Long Lost #1 refuses to answer questions. Written by Matthew Erman with art by Lisa Sterle, the book sweeps through plot points without pause, giving new information on almost every page, with an art style that varies in tone sometimes panel to panel. The book reads like a horror film, giving us enough character details to make us care what happens to them, enough personality to keep us entertained, while never forgetting the lurking danger of the mysterious beast mentioned only once in the issue–and glimpsed only in shadow.
Piper is a serious, solitary woman, who wants nothing more than to be alone and unbothered, except for her little dog Pockets. She almost never smiles, doesn’t really seem to have anything going on at any given time, and ignores phone calls and texts from friends–despite the fact that she almost always has her phone in her hand. In fact, the only talking she ever seems to do is to Pockets. She has grotesque, abstract dreams full of blood, writhing bodies, and dark spaces, but they don’t seem to scare her. Then odd things begin to happen. Someone–or something–breaks her window with a weird object, wrapped in hair. When uprooting a potted plant, Piper finds what seems to be a piece of human intestine in the soil. And when when Pockets escapes the house and Piper chases her dog out into the woods, something follows her home.

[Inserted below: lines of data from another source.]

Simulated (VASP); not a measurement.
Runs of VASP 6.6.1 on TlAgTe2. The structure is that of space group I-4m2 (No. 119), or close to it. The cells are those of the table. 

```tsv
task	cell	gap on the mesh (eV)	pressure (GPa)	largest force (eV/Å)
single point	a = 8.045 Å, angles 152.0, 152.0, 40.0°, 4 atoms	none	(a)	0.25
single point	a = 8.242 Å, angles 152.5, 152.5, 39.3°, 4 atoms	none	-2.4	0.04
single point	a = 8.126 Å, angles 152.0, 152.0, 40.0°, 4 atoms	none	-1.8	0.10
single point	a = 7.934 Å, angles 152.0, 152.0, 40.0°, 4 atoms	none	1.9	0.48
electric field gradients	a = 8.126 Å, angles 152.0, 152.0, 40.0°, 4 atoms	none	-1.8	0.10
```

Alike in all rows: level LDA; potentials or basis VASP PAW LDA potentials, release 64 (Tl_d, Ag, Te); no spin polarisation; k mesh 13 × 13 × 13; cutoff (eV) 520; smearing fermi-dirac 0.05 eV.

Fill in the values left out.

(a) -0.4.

The book is kept intentionally unclear. On the first page, we learn that there’s a beast in the woods, and by the end, we even get to see it (assuming that it’s the same creature). But we don’t know its nature. We don’t know the connection of this creature to the weird things that happen around Piper–or why there’s so much hair involved. There are hints and clues: two little girls running through the forest, a reference to a mother not seen in more than a decade, talk of a person who has been waiting for something. There are so few details in each panel, you have to cling almost obsessively to the few hints you might get about Piper and her situation: a Seventh Seal movie poster above her couch, a reference to Songs: Ohia in her bedroom. Are they setting the mood or are they red herrings? It’s hard to tell.
It all functions surprisingly well. It could be easy to lose a reader with a pace this slow. There are lots of puzzle pieces, and none of them fit any of the others, but that’s one of the joys of these kinds of stories. We get to find the rest of them as we move onto the next issue. It’s easy for comics to want to give us a lot in the first issue, just to keep us from giving up on a slow-moving narrative, but Erman settles resolutely on his own pace, giving us only enough to make us ask the questions that he may or may not answer later.
While Erman sets the pace, Sterle’s art sets the tone and carries us through the book. Rendered almost completely in grayscale, her use, or lack thereof, of color suggests to us how to react to each scene without telling us what to expect. The opening pages, set in the woods, in the dark, are heavily shaded and ominous, while her linework inside Piper’s home or outside in daylight is neater, more stark, drawing a distinct line between the two worlds that exist in the story. Panels overlap together in the dream sequences, the unusual, often unrelated images connected by strands of hair or oozing blood that filters from one panel to the next.
Sterle’s got a way with faces, and even someone as intentionally inexpressive as Piper remains interesting to look at. When we finally meet Frances, the friend who is continuously trying to get a hold of her, as she rides a bus to Piper’s house, we find someone completely different, with wide and varied facial expressions and even a kind of cartoonish quality. She actually devolves into a big-headed chibi character at one point, complete with a Sailor Moon-style wallpaper background of puppies and hearts. The diversity of character expression makes even moments of dialogue, with two characters seated and not in any particular motion, when spooky things aren’t happening, a joy to look at and engage with, a skill not every artist has.
The trick to Long Lost will be its momentum. It’s done a lot of work to establish a tone, but its pace, very slow and steady, has to keep driving forward with purpose. It would be easy, now that we have what we can probably assume are the main players, to draw out the narrative and take more time on it, but that would probably be a mistake. With the secrets of the story held so close to the vest, the book will need to work hard to maintain the mystery while continuing to feed us the little chills we need.